Isabelle Martin: First of all, we would like to express our solidarity with the people of Ukraine. Many of our member companies are actively involved in providing various forms of support and assistance to Ukraine.
As for the challenges the cosmetics industry faces in relation to the war, we would like to mention two main ones. Firstly, a significant number of cosmetics companies had business in Ukraine and Russia, which have been majorly (?) affected now. Secondly, availability of certain raw materials and their prices have also been impacted, example being sunflower oil.
Transparency in a digital world is becoming more and more important. How do manufacturers inform consumers about cosmetic products and their ingredients?
Isabelle Martin: The cosmetics and personal care industry is an extremely consumer driven-sector and good communication with our consumers is a must. Transparency regarding our products, ingredients and practices is a key element of it. We want to enable and empower consumers to make their own choices, which are best for them. As an example, all ingredients used in a cosmetic product need to be listed on a product label. how to use them safely, and how to obtain the best result. Today consumers look for more information than what legislation requires. They want to know why ingredients are used for in the products. Industry is working on tools that will enable consumers to find that information and to better understand the technology
Birgit Huber: The digital era has come. Many consumers all over Europe have a mobile phone and access to internet. Our companies are already responding to this reality by providing a lot of information digitally. Today, the CPR’s provisions related to mandatory consumer information are limited to on-pack labelling. We believe there is a clear need to introduce provisions related to digital labelling, to take account of the evolution of consumers’ way of accessing information and of digital technologies.
Some of our national associations have already started with databases and apps delivering a huge amount of information to the consumer.
Lastly, during your annual conference in June, Cosmetics Europe revealed the results of the latest European Consumer Perception Study. What, in your view, are the key insights from the study?
Isabelle Martin: Cosmetics industry is extremely consumer-driven. It’s the insights from our consumers that help drive our industry forward. The economic contribution of our industry is well-established and recognised, but our products also play a major role in people’s personal health and well-being. We asked Ifop, the international research firm, to conduct the study on our behalf, as we wanted to understand better what cosmetic products really mean to those who use them, and why.

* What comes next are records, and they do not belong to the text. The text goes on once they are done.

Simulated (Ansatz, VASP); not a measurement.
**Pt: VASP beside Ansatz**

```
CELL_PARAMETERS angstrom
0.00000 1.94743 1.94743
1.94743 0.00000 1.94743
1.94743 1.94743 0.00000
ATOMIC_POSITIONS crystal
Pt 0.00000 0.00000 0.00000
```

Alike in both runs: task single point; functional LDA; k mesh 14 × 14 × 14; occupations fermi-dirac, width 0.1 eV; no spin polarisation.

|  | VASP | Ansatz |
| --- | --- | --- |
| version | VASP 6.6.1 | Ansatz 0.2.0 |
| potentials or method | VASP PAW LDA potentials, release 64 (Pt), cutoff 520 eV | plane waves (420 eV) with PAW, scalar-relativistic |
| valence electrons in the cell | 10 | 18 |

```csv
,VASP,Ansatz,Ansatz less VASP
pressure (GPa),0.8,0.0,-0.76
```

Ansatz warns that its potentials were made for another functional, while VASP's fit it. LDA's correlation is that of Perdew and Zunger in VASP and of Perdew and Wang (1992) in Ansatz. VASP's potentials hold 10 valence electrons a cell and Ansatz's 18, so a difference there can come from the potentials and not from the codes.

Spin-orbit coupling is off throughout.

Birgit Huber: The results clearly showed that cosmetics and personal care products are essential in all stages of life and they matter to people. 72% of European consumers see cosmetics and personal and cosmetic care products as important or very important in their daily lives. Moreover, cosmetics contribute to improving quality of life - 71% of consumers attested to that. For 70% of consumers cosmetics and personal care products are also important or very important in building up self-esteem. These societal benefits cosmetics bring should not be underestimated. For more details on the study findings, I would invite you to check out our infographics here.
Thank you very much for this interview. We wish you all the best for your new tasks.